I like to take newbies to watch the hockey in my home town of Nottingham. I advertise it as ‘fighting on ice, by toothless North American’s ‘ – but, there was little fight from my team over the weekend.
It seems to be the drab, dire, disappointing end, to what should have been, a decent season. I’ve been watching them for over 20yrs and it’s the poorest I’ve ever seen them. We lost to our local rivals, which makes the testicle punch of sport support, a double one. I did feel deflated. Until the Jäger kicked in and the takeaway lured me in. Twice.
There’s always next year..
Being back in my home town for the first time in several years, forced me to think about how far I’d come. It wasn’t that long ago, I was aimlessly wondering from bar to pub to club, not really knowing what was going on. The hangovers mounted up, as the money disappeared and I got into an unforgiving routine. It’s a short, slippery slope from that vantage, before swooshing into the abyss. Without skis. Or a helmet. Clutching a bottle of gin and snagging swift sips, whilst fending off the attacks of passers by.
Oh what could have been..
So the countdown to 40 is on. In fact, the race is rapidly approaching its conclusion. For both my wife and I, as we are born on the same day. Thankfully the tests reveal we’re not related, just weirdly alike. And our son seems ok – albeit crackers. But always happy.
I don’t mind 40.
For my 30th, I ventured to Africa with a buddy, surfing and only just surviving a weeks boozing. I could write two books about that week and the things we saw. It changed me as a person. I saw poverty on a scale that broke me. It was like humans were consumables. A man called Doctor looked after us, kept me alive (just) and displayed a human side, which I didn’t know existed. Unfortunately, I was too young and idiotic to fully realise what I experienced there. It means more now I’ve almost grown up.
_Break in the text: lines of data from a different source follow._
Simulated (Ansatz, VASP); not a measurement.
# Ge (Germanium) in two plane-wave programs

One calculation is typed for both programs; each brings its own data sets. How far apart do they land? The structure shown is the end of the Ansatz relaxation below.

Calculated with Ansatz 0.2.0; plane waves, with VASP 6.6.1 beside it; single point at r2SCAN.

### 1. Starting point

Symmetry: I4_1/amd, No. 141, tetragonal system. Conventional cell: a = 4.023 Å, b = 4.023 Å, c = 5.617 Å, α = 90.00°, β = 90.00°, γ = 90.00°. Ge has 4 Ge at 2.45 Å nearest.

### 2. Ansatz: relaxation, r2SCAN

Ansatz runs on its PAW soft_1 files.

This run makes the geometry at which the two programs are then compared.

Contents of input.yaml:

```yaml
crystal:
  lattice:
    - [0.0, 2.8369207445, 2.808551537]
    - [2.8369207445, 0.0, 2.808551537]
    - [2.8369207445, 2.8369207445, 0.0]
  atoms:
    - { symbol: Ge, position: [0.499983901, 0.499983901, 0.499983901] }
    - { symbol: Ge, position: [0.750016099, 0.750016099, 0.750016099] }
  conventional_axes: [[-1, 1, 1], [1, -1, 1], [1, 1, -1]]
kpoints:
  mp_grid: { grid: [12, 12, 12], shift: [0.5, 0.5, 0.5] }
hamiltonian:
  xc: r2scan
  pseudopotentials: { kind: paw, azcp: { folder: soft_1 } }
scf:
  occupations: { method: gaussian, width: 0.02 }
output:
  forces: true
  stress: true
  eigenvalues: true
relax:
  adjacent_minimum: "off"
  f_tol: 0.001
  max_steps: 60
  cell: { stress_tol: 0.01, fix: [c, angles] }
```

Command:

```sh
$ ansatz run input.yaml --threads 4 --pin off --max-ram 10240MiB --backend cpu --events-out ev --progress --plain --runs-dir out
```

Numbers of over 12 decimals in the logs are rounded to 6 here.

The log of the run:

I came back from there and got online – asking random strangers if they needed a husband. In training. A trainee husband. Someone who has the will, but not the skill to become a husband. I found a candidate. She’s awesome and puts up with this writing nonsense. As long as I cook for her. It’s a fair deal.
It’s hard not to look back without a hint of bitterness, the shape of my life as a young adult is not something I can easily relate to now. It’s too far apart from the life I enjoy.
On the drive home, through my old neighbourhood, my wife asked if I missed the car I had just chopped in for a new one. Instantaneously, I said no. Adding, I tend not to look backwards, only forwards. There is too much shit in the past and it stinks. If you keep scratching the past, you end up with a big, visible, painful wound.
The last month of blogging has been eye opening and breath catching. The numbers keep going on and I keep badgering friends and reducing the expected Christmas card list. I honestly can’t thank people enough.
Until I’m rich and famous – then I will forget everyone and buy that island I’ve been researching. There is a fine balance between catharsis and opening a box which should be locked. Baring my soul on these pages is not easy, it’s leaves me exposed and vulnerable – but strangely, I’m OK with the risk, a few people turning off and life just keeps rumbling on.
Honestly – my heart swells with your support – thank you.